By Charles R. Babcock
Washington Post Staff Writer
Tuesday, March 4, 1997; Page A08

For years, members of Congress wanting to solicit campaign contributions have been told to troop down the street to their party campaign committees before "dialing for dollars." Some reportedly even duck out to the Capitol parking lot between votes and use a cellular phone to plead for cash.

They have done so because of an obscure law, written in 1882 and enforced only a handful of times, that prohibits federal employees from soliciting or receiving campaign donations on federal property. It was aimed at protecting federal workers from being leaned on by their bosses, but has come to be accepted practice for politicians concerned about conflicts between their official and political duties.

Now, that law has come up for renewed discussion because of Vice President Gore's statement yesterday that he made fund-raising calls to big donors from his White House office, charging them to a Democratic National Committee credit card. Gore insisted that he believed the calls were perfectly legal and that there is "no controlling legal authority" that bars the practice.

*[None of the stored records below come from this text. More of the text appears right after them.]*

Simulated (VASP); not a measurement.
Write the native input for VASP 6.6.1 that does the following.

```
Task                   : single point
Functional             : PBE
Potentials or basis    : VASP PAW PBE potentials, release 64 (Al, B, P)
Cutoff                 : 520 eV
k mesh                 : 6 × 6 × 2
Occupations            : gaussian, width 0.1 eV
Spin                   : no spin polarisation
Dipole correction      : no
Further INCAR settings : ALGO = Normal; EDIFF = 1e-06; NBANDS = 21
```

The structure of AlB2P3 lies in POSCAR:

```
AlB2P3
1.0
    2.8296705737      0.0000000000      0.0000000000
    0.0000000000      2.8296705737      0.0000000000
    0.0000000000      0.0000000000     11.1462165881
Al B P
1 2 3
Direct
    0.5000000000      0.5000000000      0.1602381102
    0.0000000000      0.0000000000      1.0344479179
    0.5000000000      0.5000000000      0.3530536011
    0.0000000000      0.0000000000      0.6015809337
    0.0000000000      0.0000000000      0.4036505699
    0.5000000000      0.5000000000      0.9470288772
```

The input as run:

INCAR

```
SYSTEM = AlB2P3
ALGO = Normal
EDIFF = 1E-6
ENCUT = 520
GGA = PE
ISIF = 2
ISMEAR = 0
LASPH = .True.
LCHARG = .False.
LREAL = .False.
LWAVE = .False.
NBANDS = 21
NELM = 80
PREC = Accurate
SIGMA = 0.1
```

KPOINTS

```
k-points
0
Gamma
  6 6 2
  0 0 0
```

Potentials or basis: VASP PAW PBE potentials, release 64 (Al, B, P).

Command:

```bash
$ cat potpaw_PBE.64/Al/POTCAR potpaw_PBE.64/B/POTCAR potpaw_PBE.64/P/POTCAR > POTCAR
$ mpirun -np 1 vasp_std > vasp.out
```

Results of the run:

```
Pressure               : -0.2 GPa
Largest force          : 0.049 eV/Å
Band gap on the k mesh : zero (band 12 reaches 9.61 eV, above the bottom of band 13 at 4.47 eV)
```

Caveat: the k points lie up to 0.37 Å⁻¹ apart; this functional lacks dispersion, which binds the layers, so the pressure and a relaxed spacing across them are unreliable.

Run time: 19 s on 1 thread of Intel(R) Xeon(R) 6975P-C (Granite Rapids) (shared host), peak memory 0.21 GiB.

But Republicans quickly pounced on Gore. The Republican Senate campaign committee issued a statement last night demanding that Gore provide records showing that the DNC paid for the calls Gore made.

While the 1882 law seldom is enforced, several legal experts said Gore's admission may compel Attorney General Janet Reno to open a preliminary investigation that could lead to appointment of an independent counsel. That is because the standard for triggering the independent counsel law is receipt of specific, credible evidence that a federal law may have been broken by a person covered under the independent counsel statute, and Gore is a "covered person."

Election law experts said yesterday it is not entirely clear whether the criminal statute, intended to cover federal workers, applies to the vice president or president.

They agreed yesterday that Justice Department prosecutors seldom charge a public official under the law. Officeholders usually leave federal property to make campaign solicitations anyway, the experts said, to avoid embarrassing questions such as those that Gore faced yesterday in a nationally televised news conference.

"If I were the attorney general, I would be hard-pressed to take an aggressive interpretation under the circumstances," said Kenneth Gross, former chief of enforcement at the Federal Election Commission. He said prosecutors have used the law only four times, mostly in the early 1900s.

Stanley M. Brand, a Democrat and former general counsel to the House, said members made a practice of using phones at the campaign committees because it was "better form," not because they feared prosecution for a handful of calls.

Republican lawyers, however, had a stricter interpretation. Craig Engle, general counsel to the National Republican Senatorial Committee, said: "It's not a matter of form. It's a matter of substance."

A.B. Culvahouse Jr., White House counsel for President Ronald Reagan, said before Gore's news conference that he thought there would be a "very serious problem under the statute" if Gore made the fund-raising calls from his White House office.

Gore said he did not violate an April 1995 memo from then-counsel Abner J. Mikva that said "campaign fund-raising activities of any kind are prohibited in or from government buildings" because the memo was addressed to staff members, not to him or President Clinton.

Like Gore, at least one GOP senator -- former presidential candidate Phil Gramm of Texas -- took an expansive view of what is permitted under the law. He told the Wall Street Journal, according to a 1995 story, that he made fund-raising calls from his home, his car and his Senate office. "I do it wherever I am," he was quoted as saying. "I can use a credit card. . . . As long as I pay for the calls, I can make calls wherever I want to call."

The House ethics committee once criticized a lawmaker for sending a single fund-raising letter written on a House typewriter.

Kent Cooper, a longtime FEC official who now heads the Center for Responsive Politics, which monitors campaign money, said members of both parties take liberties with the law.

He added: "Don't expect either party to investigate this practice very deeply. If congressional hearings do get into this, you'll be able to hear a pin drop."